Yesterday, we had a date night, and over dinner, we thought “Wouldn’t it be nice to watch Contact? Neither of us have seen it since it came out, almost 20 years ago.”
First, we opened up Netflix, and searched for ‘Contact’. It wasn’t available there, but Netflix said it could show us movies similar to it. (It also showed us ‘Star Trek: First Contact” as an option, more on that later.)
So, we try iTunes. We’re trying it on my computer, because S’s Mac has mysteriously stopped talking to our USB speakers. Fast-forwarding through the standard iTunes bad user experience[1], we eventually figure out how to rent ‘Contact’, the movie, in HD for $4.99. It starts downloading. We hook up the projector, start the movie, and we see the following screen:
The movie that we just paid money to rent will not play on a display that iTunes was more than happy to play on just a couple of years ago.
Think about what just happened here. We went to the extra effort of purchasing a movie rental, and it is treating us like we’re trying to pirate it.
Doing some quick googling, we determine that we might be able to get the SD version to work with our setup, but iTunes won’t let us change from HD to SD (and keeps trying to download the HD version, despite the fact that this will overfill the hard drive).

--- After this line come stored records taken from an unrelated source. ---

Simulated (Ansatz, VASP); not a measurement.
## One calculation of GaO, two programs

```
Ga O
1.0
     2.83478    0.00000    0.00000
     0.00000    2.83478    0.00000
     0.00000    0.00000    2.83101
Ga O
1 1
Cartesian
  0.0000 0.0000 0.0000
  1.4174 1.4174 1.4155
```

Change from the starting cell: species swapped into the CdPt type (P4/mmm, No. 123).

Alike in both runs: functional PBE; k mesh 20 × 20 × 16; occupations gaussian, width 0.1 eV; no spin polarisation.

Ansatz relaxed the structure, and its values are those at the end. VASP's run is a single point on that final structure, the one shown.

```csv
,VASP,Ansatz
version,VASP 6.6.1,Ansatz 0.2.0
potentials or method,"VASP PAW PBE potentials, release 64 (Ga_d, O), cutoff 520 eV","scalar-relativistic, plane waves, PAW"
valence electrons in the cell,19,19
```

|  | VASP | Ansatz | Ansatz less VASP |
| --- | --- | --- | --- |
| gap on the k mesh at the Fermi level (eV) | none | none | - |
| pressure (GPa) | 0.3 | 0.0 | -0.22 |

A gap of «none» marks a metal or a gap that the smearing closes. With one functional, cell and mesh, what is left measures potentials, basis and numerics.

So, back to Netflix. We eventually settle on Firefly (a really interesting concept, more on this in a later post). Netflix just works.
Or at least Netflix tries to work. Somewhere during this process, my Mac has silently decided that it should no longer talk to the USB speakers. There being no useful way to debug this in the ‘System Preferences’ menu, we end up lugging my sound system from my computer, which has a headphone jack connector like so:
The headphone jack connect works. We finally start to relax, I start watching Firefly for the first time, then we watch the masterpiece which is Star Trek: First Contact, and go to sleep happy.
Apple has a lot of power, through its massive market share and avid user base. This power can be used for good, such as when it is used to push for selling DRM-free music, but it can also be used for evil, such as when Apple Music deletes music that you have composed.
With the iPhone 7, Apple is using this power to no longer include a standard headphone jack. Now all music, audio, Stripe payments, what have you, will be streamed digitally. It will probably work, it might even work perfectly and for a long time. But at some point, someone will decide to add DRM to that stream, and all of a sudden your music will stop working.
All because Apple decided to remove your headphone jack.
Cory Doctorow also has some thoughts about this.
[1]iTunes standard bad experience:
– You have to search twice in the search bar for it to actually search
– The search function has a pre-defined list of types of media, and it will always show them to you in that order. Compare with the Google search for ‘Contact’.
– If you start downloading a rented HD movie, you can’t switch to the SD version, even if you realize you don’t have enough hard drive space, or the HD movie won’t play because of the HDCP DRM.
– And don’t get me started on how slow it always is.
More people need to have these frustrating experiences and understand *why* they’re having them.